As China’s economy slows and growth in the developed world remains anemic, governments across Asia are working to keep their economies on an upward trajectory. In Sri Lanka, where I am prime minister, the challenge is to find a way to accelerate our already steady economic growth.
One thing is clear: We cannot expect the rest of the world to welcome our economic ambitions the way it once opened its arms to China’s rapid rise as an economic power or — in earlier decades — cheered on the growth of Japan and the so-called Asian Tigers, including South Korea.
Today, we Asians are witnessing, on an almost daily basis, fierce political assaults on the tools and policies that have helped lift hundreds of millions of our citizens out of poverty. Indeed, this year, free trade appears to be the scapegoat of choice among the world’s assorted populists and demagogues.
In the US’ presidential election campaign, for example, the leading hopefuls in both the Republican and Democratic primaries have questioned the wisdom of seeking greater openness in world trade. In Britain, euroskeptics campaigning for the country to leave the EU denigrate the benefits of the single European market. Elsewhere in Europe, populists are demanding that the drawbridges of trade be raised.
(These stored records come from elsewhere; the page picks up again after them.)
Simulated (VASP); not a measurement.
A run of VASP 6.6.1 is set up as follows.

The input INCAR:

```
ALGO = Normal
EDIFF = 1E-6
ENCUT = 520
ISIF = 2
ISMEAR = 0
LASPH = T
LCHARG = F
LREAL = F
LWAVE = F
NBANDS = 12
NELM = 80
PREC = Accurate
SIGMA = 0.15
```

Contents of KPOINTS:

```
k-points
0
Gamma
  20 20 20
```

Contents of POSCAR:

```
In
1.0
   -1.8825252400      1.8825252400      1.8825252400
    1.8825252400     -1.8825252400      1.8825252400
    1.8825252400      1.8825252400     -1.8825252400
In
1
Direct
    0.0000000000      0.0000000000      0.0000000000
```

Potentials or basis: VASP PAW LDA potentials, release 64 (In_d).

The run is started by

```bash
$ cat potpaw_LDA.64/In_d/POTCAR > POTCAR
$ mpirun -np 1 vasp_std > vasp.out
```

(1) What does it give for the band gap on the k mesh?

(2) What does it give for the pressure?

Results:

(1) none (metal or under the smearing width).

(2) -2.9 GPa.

Open trade is under attack even in parts of Asia. Japanese Prime Minister Shinzo Abe had to drag some of his country’s special-interest groups kicking and screaming into the Trans-Pacific Partnership. Similarly, Indian Prime Minister Narendra Modi has been unable to convince state governors to lower trade barriers within the country. And in Sri Lanka, the “economic and technology agreement” that my government recently planned to sign with India to bring about greater economic integration has come under ferocious political attack.
However, for the most part, Asia’s political leaders retain a positive view of the benefits of open trade. After all, much of the past four decades of robust growth can be attributed to the fact that world markets were receptive to Asian goods. All we needed to do to get our economies growing, it seemed, was to identify our comparative advantage, produce quality goods at competitive prices and then export as much as we could.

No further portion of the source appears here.